Thirty-second Sunday in Ordinary Time

Elizabeth

Elizabeth

O'Donnell Gandolfo

O'Donnell Gandolfo

As a mother of four beloved and beautiful children, I generally consider it my top priority – bullet point number one in my job description – to keep them alive. To keep them safe, well-fed, sheltered, and protected from harm. When they were babies, I cradled and nursed them and stayed up many nights to comfort them when their tummies were troubled or they were cold, hungry, wet, or soiled – but even if they weren’t awake and demanding attention and care, I would often wake up multiple times throughout the night to simply check and make sure they were still breathing. As they have gotten bigger, I have given them more and more space to grow, try things on their own, learn to walk even if it means falling down, and make mistakes that are theirs to make. I don’t hover over them anymore to make sure they are breathing. But through it all, my number one goal has been to keep them as physically safe as possible from dangers to life or limb. I’m making lots of mistakes as a parent, but if I can just keep them alive until they are 18 – or maybe 25, or whenever their own brains are mature enough to recognize and avoid mortal dangers – then I’ll have done the bare minimum that my job – no, actually the minimum that my heart requires.
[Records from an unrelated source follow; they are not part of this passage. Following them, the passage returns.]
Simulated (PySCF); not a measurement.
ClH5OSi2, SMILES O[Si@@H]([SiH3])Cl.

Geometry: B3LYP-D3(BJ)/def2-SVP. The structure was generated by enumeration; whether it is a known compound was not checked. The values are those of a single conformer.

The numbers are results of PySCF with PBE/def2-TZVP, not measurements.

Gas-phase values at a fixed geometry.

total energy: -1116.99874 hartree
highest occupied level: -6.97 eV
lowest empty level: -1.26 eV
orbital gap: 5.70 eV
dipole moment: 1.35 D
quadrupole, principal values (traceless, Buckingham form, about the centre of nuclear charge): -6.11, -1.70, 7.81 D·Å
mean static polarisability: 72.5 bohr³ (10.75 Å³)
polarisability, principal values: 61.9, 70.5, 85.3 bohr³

Not only do I have a primal, deeply rooted urge to keep my children safe, a wave of horror washes over me when a fear or image of their demise comes to mind. And so, I must confess and I hope you will understand that when I read this story in Second Maccabees of the martyrdom of the Jewish mother and her seven sons, my first instinct is to enter the drama and shake this woman who seems to silently accept the torture and murder of her sons. I want to say to her – “Please, just eat the pork!! And tell your poor boys to eat it too!! . . . Then run away!!! Far, far away!” From my 21stcentury white, Western, Christian perspective, it’s just pork, after all. And running away is always an option. Right? Every fiber of my being cries out to this woman: “Just do what you have to do to keep them alive, mama. Do whatever you have to do to keep those poor babies alive.” And this mother of seven sons is not the only mother who is caught up in the horrific drama of sacrificing her children when faced with the demands of the Seleucid Empire. The Maccabean narratives tells of two other women who defied the imperial ban on various aspects of Jewish identity by having their sons circumcised. They, with their infant sons, were thrown from the city walls. At least according to the text, these mothers did not protest their fate and the fate of their children either.

Now mothering is a task that takes on cultural specificities in every time and place and it is shaped and molded according to the social constructions and inequities of gender, race, and class. A mother’s desire to protect her children from harm contends with many different threats and responds in many different ways depending on her social location. But it is not an uncommon thing for mothers (and parents in general) to want to keep their kids alive. This is why black parents give their children ‘the talk’ about strategies to stay as safe as possible in a racist world and it’s why black mothers have come together to form a movement that protests the destruction of their children’s black bodies by the state. It’s why the Mothers of the Plaza de Mayo in Argentina marched and marched for years and years holding photos of their disappeared children to protest their incarceration, torture, and execution by the state. It’s why Liberian women peacemakers used their cultural status as mothers strategically and symbolically to demand peace in their country after 13 years of brutal civil war.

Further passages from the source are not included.